Yemeni rebel group Ansar Allah (Houthis) claimed on 19 June that it had carried out a third cruise missile attack on the previous day, saying it targeted the Al-Shuqaiq power station in Saudi Arabia’s Jizan province.
A still from footage released by Ansar Allah on 16 March shows aerial footage of the Al-Shuqaiq water desalination and power plant on Saudi Arabia’s Red Sea coast. (Ansar Allah)
The statement quoted the group’s military spokesperson as saying the attack was a “legitimate response to the aggression and unjust siege against the Yemeni people”. It added that “there are still big surprises coming” that would involve more sensitive sites in the kingdom being targeted.
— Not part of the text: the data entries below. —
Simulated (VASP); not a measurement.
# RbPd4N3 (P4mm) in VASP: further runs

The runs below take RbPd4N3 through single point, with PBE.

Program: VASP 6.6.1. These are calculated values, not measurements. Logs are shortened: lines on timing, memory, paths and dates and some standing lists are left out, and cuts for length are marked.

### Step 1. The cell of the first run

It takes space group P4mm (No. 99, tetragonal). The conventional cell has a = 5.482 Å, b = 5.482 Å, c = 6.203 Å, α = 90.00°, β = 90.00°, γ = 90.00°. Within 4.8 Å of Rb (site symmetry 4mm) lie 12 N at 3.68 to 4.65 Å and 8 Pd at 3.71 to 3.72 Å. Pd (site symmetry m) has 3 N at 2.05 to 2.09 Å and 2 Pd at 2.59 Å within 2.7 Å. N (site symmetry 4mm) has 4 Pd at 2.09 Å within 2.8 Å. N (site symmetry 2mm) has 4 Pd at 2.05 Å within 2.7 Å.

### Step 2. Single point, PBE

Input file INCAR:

Colonel Turki al-Maliki, the spokesperson for the Saudi-led coalition fighting Ansar Allah, confirmed the attack, saying a hostile projectile that had yet to be identified landed near the Al-Shuqaiq water desalination plant, but caused no casualties or damage. He added that it was another example of the rebels deliberately attacking civilian targets.
Ansar Allah explicitly said this was the third cruise missile attack it had carried out, the first targeting the Barakah nuclear power plant in Abu Dhabi on 3 December 2017 and the second Abha International Airport in southwest Saudi Arabia on 12 June 2019. The Emirati authorities denied the first attack took place, but the attack on Abha airport was confirmed.
Ansar Allah released footage of the first attack that showed what appeared to be an Iranian ground-launched version of the Soviet Kh-55 long-range cruise missile being launched. It has not displayed the weapon used in the two recent attacks, which were carried out at far shorter ranges of around 130 km, and the damage recorded by journalists at Abha airport was not commensurate with the use of a Kh-55-type missile.